Friday 6 July 2007

Wind and colours


Poppies earlier this week in the garden before the wind


Every plant in the garden over the height of about 8 inches is getting blown over, this doesn't stop me being amazed by the array of wild colours. Colours put together by humans often screech and look nasty, yet naturally in the garden, purple can be next to red, blue and pink with green all around and it looks fabulous. Little tiny cuttings and mangy looking plants have turned into beasts with flowers and smells - amazing. The petunias we grew did nothing but the sunflowers are 7ft tall and flowering, sweet peas are weaving their way up the bean stems, the roses grown from cuttings pinched from other gardens are in bloom and something called Nolana is producing lame leaves but a mass of wide blue bell-shaped fowers with yellow winking middles. I have to ask myself why, when I grew up with parents running a nursery, when I could see the amazing power in a painting, was I completely disinterested in the magic and beauty that develops in the garden? Teenage apathy I reckon!
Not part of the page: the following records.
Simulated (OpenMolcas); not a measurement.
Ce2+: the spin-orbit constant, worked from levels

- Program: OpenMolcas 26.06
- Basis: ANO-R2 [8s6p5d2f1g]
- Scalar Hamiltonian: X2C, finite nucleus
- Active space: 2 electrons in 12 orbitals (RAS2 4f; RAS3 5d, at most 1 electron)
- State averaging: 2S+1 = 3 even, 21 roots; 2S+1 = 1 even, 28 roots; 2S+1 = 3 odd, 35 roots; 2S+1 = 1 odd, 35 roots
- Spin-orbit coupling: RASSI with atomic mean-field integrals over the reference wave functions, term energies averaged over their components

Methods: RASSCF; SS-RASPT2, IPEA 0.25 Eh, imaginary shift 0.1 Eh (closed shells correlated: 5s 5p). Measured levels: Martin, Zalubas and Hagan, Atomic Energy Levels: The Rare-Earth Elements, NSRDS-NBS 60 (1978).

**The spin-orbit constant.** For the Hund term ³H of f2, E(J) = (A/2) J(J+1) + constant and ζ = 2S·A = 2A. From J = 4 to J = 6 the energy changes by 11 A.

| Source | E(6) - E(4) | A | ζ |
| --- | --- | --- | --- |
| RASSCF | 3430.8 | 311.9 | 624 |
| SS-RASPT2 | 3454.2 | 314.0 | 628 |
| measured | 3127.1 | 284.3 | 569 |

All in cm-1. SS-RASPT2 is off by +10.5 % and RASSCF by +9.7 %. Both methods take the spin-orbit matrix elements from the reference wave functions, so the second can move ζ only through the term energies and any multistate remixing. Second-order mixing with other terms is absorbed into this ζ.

Workwise, I have to get the editorial into some kind of shape for the Continence Review magazine, quarterly and 40 pages long it always takes ages to knock into shape. One of my self-assumed - in the name of making incontinence more popular-culture - tasks with this one is sourcing appropriate pics: a tangle of hoses for a catheter article; a huddle of emos for a teenage incontinence article...The Continence Foundation bods are good to work with and when it actually morphs in to a magazine I always feel proud. Then this afternoon I am off to see Linda Crane who runs Shropshire Autistic Supporters - a dame formidable!